There is a very fast way to bring down gas prices: have the government pay a subsidy on the price of gasoline (this could be instead of or in addition to the monies allocated to oil and gas companies themselves, which has little evidence of lowering the price of fuel in any appreciable manner). Of course, that openly smacks of socialism (especially since it's effectively what Hugo Chavez's government - the GOP's modern-day socialist boogey-man - does), so that straight-forward and guaranteed lowering-of-gas-price measure is a no-go.
The other way is to remove speculation from all fuels. Of course, natural gas companies would love this idea, since natural gas speculation is one of the reasons why its price has been driven DOWN over the past year. Oil companies would hate the idea, since its prices have been driven up. (Of course OPEC can change how much oil they are producing to have some influence on this sweet money-train that they're living off of right now -- at least those OPEC countries that are stable.) However, since there are fewer oil-producing states than natural gas producing (and potentially producing) states, the senate is unlikely to pass a ban on all fuel speculation. Plus, for the GOP, that's against the free market, so it's a no-go.

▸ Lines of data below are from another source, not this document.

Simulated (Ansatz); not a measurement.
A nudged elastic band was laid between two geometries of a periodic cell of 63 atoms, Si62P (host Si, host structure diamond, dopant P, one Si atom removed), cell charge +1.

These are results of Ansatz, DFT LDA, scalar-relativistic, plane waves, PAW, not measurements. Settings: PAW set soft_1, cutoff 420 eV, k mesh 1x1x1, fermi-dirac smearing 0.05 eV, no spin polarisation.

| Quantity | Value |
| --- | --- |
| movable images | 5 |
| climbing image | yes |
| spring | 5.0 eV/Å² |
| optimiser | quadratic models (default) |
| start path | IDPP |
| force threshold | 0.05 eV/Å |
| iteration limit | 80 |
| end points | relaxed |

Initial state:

Yet another way is to stop trying to declare war on Iran, to get out of Afghanistan, stop pissing off OPEC countries (which is different from "being nice to OPEC countries"), and help with stabilization efforts in Libya and Egypt. (We should help with the former because they produce a serious amount of oil and we should help with the latter because of the position of primacy that Egypt holds in the region, the fact that they have historically been our strongest ally in the region, because they control major shipping routes into Europe - which houses many, many of our strong allies - and because a stabilized, democratic Egypt is likely to move toward government reforms in the greater Middle East, likely to our long-term benefit.) Of course, this goes against the "bomb Iran" rhetoric that hasn't cooled since 2008 (which is part of the fueling - pardon the pun - of the oil price increases caused by speculation; a war with Iran - or even a destabilization in the Persian Gulf (combined with a lack of stability through the Suez) - will definitely raise the price of oil, and the speculators are betting on it). Of course, many conservative Americans apparently don't understand the difference between "not pissing off countries for no really good - or advantageous - reason" and "appeasement of dictators", so cooling one party's jets about "bomb Iran" is not a likely go-ahead strategy during a campaign year.
So what are the options that a divided, highly partisan government can pass - in an election year, no less - to lower the price of gasoline at the pump? We can't drill more oil and hope to see a diminution (heck, even if we open all the oil fields today and require drilling ASAP, the turn-around time is too long to see much of an impact before election time). We can't have an exclusive American market for oil. We can't force oil refineries to re-start. We aren't likely to pass a subsidy for gasoline. We aren't likely to stop or highly regulate the fuel speculation market. We aren't likely to help increase political stability in the one region of the world producing a significant amount of oil.
So... we are left with individual options that won't work for everyone (drive less, buy a more fuel efficient car, bike and walk more) and presidential candidates who are lying through their teeth. Hey, it's just like O'Reilly said back in 2008! Who'da thunk it?